Set up stations; Make "gold nuggets" by pounding lead shots so they are slightly flattened. Pour the sand into the shallow, broad bottomed container (plastic storage boxes which are approximately 3'x2'x6" work well). Mix gold nuggets into the sand. Fill the container with water, leaving at least an inch of water over the top of the sand.
Guess what? An old-timer who is disgusted with his prospects has offered to give us half of his claim. It seems like a pretty good offer. The best part is he's been digging all winter long and has a pile of paydirt ready for us to put through the sluiceboxes. He thinks it is worthless, but I say we should give it a try?
2. You'll want to demonstrate how to pan for gold. Scoop a small amount of "paydirt" into the pan. While tilting the lip of the pan into the water, swirl the water around the pan using a circular motion. The sand will slowly wash away while the heavier "gold" pieces will be left behind.
3. While students are waiting to pan for gold, lead a discussion about what makes something valuable:
The miner's offer to sell his claim for some flour and some bacon is historically accurate. There is documentation of a miner making such an offer. Once we arrived in Dawson we heard of people paying $18 for a dozen eggs. Back in Seattle we could have purchased 9 suits of underwear for $18. There are stories of people paying $1 just to hear a weeks old newspaper read aloud and of miner's using gold nuggets to pay for drinks and to tip the dance hall girls. Can you imagine?! In Seattle the gold nuggets could have purchased fine clothing, vehicles, or expensive jewelry, in Dawson it is paying for a single drink. What is going on?

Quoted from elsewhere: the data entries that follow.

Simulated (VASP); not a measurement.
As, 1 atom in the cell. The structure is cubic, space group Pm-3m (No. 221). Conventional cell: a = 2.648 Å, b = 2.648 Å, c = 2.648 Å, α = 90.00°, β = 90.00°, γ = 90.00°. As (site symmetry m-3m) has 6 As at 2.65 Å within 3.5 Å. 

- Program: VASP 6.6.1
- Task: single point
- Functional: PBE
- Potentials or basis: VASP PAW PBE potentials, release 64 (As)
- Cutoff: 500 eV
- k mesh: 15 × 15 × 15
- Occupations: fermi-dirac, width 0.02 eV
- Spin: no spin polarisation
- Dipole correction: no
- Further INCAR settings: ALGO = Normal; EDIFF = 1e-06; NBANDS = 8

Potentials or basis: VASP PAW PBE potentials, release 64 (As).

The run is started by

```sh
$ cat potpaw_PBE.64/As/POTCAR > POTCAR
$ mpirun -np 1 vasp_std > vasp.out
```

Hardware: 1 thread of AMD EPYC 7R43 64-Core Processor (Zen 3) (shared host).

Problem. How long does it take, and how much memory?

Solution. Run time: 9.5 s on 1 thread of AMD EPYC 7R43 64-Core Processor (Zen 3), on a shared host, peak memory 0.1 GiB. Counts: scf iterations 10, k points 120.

Allow for student response. Guide the discussion so that students begin to see that what is considered valuable depends on what is available and plentiful versus what is wanted or unavailable (supply and demand). The following questions may help:
Why are miner's using gold nuggets to pay for things and not paper money?
Why was gold considered so valuable in Seattle and other parts of the nation yet treated very casually in Dawson?
4. Wrap up the lesson by having the class create a statement about supply and demand (using their own words, of course) to explain the phenomena they discussed.